Clearing Up The “Sellers Assist”
A sellers assist is a great financial tool for buyers to save money up front by being able to put less money down at closing for the purchase of their new home. A buyer may have a number of reasons for using the sellers assist; they may be short the cash needed to close or they want to use the funds for improvements to the home or they want to keep the money in the bank because they will get a better return in whatever investment vehicle the money is in. Regardless of the reason we find that during buyer consultations as well as negotiations both buyers & sellers find the concept confusing. I believe it’s because the name is quite misleading.
how does the sellers assist work?
Buyer & seller agree to a purchase price of $200,000 for the home. The buyer wants to add a sellers assist that is 3% of the purchase price. Now the purchase price on the contract is $206,000. At closing the seller receives the agreed upon $200,000 for the home. The $6,000 is credited to the buyer & goes towards the buyers closing costs. While it’s called a sellers assist the seller isn’t actually assisting any further than accepting an inflated purchase price with the understanding that $6,000 is being credited to the buyer at closing. Any funds that the buyer receives in the form of a sellers assist are being added into their loan amount. Therefore the buyer is borrowing that $6,000 from their mortgage company & pays this money back with interest over the life of their loan.
how much of a sellers assist can a buyer receive?
Right now, a buyer who gets an FHA loan can inflate the purchase price by a max of 6%. For conventional loans, a buyer who is putting down less than 10% can inflate the purchase price by a max of 3% & a buyer who puts down 10% or more can inflate the purchase price by a max of 6%. These regulations do change so it is best to speak with your lender for verification.
why do sellers oppose the sellers assist if they aren’t actually assisting?

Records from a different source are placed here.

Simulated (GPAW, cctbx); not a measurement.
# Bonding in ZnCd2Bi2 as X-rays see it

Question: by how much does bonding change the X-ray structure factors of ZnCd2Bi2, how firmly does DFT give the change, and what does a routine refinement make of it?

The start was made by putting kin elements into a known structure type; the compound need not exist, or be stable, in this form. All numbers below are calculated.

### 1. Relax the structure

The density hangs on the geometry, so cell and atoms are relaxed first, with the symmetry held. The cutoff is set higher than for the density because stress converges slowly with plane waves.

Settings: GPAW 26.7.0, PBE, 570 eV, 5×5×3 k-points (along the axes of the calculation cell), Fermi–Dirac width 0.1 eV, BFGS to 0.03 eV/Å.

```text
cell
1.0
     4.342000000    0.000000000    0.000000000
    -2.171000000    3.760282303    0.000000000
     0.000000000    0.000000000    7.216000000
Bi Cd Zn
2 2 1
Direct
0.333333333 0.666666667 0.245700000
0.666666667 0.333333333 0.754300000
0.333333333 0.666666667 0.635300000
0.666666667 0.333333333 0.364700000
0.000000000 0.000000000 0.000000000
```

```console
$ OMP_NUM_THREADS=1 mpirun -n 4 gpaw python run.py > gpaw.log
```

When an agent first presents an offer with a sellers assist sellers often get upset because they think the buyer is actually asking for money from them. Once the term is clarified & they realize that they are not handing thousands of dollars off to a stranger they often still feel uneasy. There are two major reasons. The first reason is that the seller may question the buyers financial viability because they don’t have the cash to put down on the home. The fear is that the buyer is marginally qualified & will be unable to secure final loan approval. The second reason is the anxiety that the home will not appraise for the inflated amount & the buyer will not have the funds to make up the difference. In both scenarios the seller has taken their home off the market & the deal is going to fall through. A very nerve wracking proposition indeed as anyone who has ever sold a home knows.